Thus, enough with deception from Holt at this point. WE have been proven right, HE has been proven wrong and there is no reason to pass federal legislation that runs the risk of redefining the word “ballot”, encodes secret software and non-disclosure agreements into federal law, and otherwise moves us in the wrong direction instead of the right direction (as Bowen has done).
The_zapkitty #7; Brad #8
Wow, puss and Brad tag team against Dredd 🙂 … we should sell tickets 😉
I feel sorry for you Brad. S/he is the puss that argued Stalin did the most purrfeckt of elections, and that your quote of Stalin on the boot up may be apocrapha.
S/he is far better than you are at proving my points, so your points are the only ones valid enough for me to address.
You say:
Well Brad, that is because debating “the legal, statutory meaning” according to legal statutory canon is where the rubber meets the road. Any other type of discussion of law is mouth diarrhea a la fundies debating it at a bingo tournament. Not for Dredd, that is a puss thingy.
You want to forum shop and find a judge who will hold:
Stalin’s old time ballots? If it is good enough for
JesusStalin it is good enough for me?Hey Brad, I notice that you don’t quote the text you are claiming to be interpreting! You should get religion because in fact the text does require far better paper than Stalin used (sorry puss).
As puss points out, Stalin was so good that he never had to count more than once, but we mere mortals may have to count several times. So the paper Holt mandates is:
(HR 811, emphais added).
You also say Holt should say:
Screw cover, lets just tell the truth out in the open. Brad, CA still uses DRE’s. Debra will still use them.

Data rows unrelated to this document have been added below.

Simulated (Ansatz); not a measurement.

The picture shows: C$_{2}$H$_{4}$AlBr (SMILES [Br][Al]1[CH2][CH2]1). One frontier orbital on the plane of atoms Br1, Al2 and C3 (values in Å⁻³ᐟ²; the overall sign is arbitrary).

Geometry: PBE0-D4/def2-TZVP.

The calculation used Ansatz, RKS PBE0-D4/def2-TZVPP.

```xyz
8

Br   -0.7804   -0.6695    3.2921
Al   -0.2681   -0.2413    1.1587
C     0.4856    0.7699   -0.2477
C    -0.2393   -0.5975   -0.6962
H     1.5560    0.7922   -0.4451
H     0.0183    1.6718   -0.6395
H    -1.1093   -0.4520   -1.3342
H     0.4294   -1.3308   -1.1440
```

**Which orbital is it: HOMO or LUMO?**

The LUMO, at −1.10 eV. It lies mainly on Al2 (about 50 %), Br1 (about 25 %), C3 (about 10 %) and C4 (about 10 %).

But she has limited their use, so it would not follow that Holt could honestly use that as “cover” for the purpose you mentioned he should.
If DRE should be banned and Debra did not do it, she is as guilty as Holt, and extolling her virtue while condemning his is contradictory.
Holt should be treated as fairly as Debra has been. At the worst both advocate some use of DRE and they both merely temporarily try to tame DRE in lieu of what we all are heading for, which is their ultimate demise.
This is too long for one post, so will continue in another one later bro.
Dredd sedd:
Yep, no one but the puss can mail electrons to an election official and call it paper.
Puss, you are so “isn’t that special” a la SNL.
Dredd re-sedd:
Of course it does. Her studies found (briefly summarized) that a) The DREs don’t meet the minimal disabled accessibility standards they were purportedly needed for in the first place and b) Paper trails on such machines do not keep a system from being gamed without detection.
In the meantime, unlike Holt, Bowen is responsible for assuring there will actually be elections come Feb ’08 and she must walk the line between outright banning for the moment, and meeting some sort of accessibility standards as required by federal law (even as she finds those machines don’t meet the standards that the feds have approved them for).
Her transitional use of the current DREs, one per polling place for disabilities access plus 100% manual hand count of the paper trails is a worthy step in the right direction.
Holt’s mandates to continue using the DREs in any way that anyone sees fit, forever, as long as they have the paper trails that California already has (and has found to be little deterrent against theft) and as long as 3% to 10% of those trails are counted after an election, would be disastrous to encode into federal law.
It would give a federal thumbs up for all states to use machines that we all now know to be incompatible with democracy.
Bowen is transition away from the machines, while hoping to continue some form of orderly process at elections. Holt is transition towards the very machines that don’t work and encoding both them and — for the first time — non-disclosure agreements and secrecy of corporate run elections into federal law.
If you see those two different approaches as the same, I’m not sure what kool aid you been drinking.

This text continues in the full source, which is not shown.